I have always seen people solving equations while assuming something is equal to 1 (usually a constant). Why and under what circumstances can you assume this? what equations are still valid after u assume that it is 1?
Post an example, and we can explain why it's a good assumption. Usually you assume a value is equal to 1 because it could be anything (not that you don't know what it is, but that it's arbitrary) and then by assuming it's 1, you can prove that it doesn't satisfy a property for any arbitrary value
Ok, good example. You actually have to break this up into two cases:
1) d=0. If d=0, you can just solve the equation since there are three equations and three unknowns.
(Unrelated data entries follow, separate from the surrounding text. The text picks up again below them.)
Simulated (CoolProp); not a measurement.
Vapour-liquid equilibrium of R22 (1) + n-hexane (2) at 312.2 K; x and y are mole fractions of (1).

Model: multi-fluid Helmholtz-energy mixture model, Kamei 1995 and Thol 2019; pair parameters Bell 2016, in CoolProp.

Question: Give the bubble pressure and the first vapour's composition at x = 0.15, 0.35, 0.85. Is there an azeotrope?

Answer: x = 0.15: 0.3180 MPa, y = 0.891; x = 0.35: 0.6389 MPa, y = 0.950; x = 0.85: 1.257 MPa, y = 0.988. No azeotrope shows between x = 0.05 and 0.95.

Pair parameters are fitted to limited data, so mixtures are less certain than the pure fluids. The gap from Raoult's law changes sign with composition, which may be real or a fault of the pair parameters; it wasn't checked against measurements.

2) d =/= 0. If d is non-zero, divide both sides of every equation by d. Call A=a/d, B=b/d, C=c/d. Then we get A+2B+C=1, 2A-B-4C=1, A-C=1 Then every solution of (A,B,C) corresponds to a set of solutions (Ad,Bd,Cd,d) where d is arbitrary. So we can essentially assume that d=0 or d=1 since we can derive all the solutions from this
Well R is a constant. It's the gas constant but if in the specific situation you're looking at the volume doesn't change then you can say n1RT1/P1=V and n2RT2/P2=V therefore you can say n1RT1/P1=n2RT2/P2. as for Office Shredder's post when he said "If d is non-zero, divide both sides of every equation by zero" he actually meant "If d is non-zero, divide both sides of every equation by d". I suspect he just had a brain fart and the fingers typed something different then he was thinking.
You cannot, in general, "assume something is equal to 1". But if you are talking about measured quantitities in physics, you often can assume a system of units so that value is 1 of whatever units you are using. For example, in the standard "meter-seconds" system, the speed of light is 299,792,458 meters per second. But can, just as well take "the distance time travels in one second", one "light second", to be my distance unit rather than the meter. In that case, the speed of light is 1 "light second per second".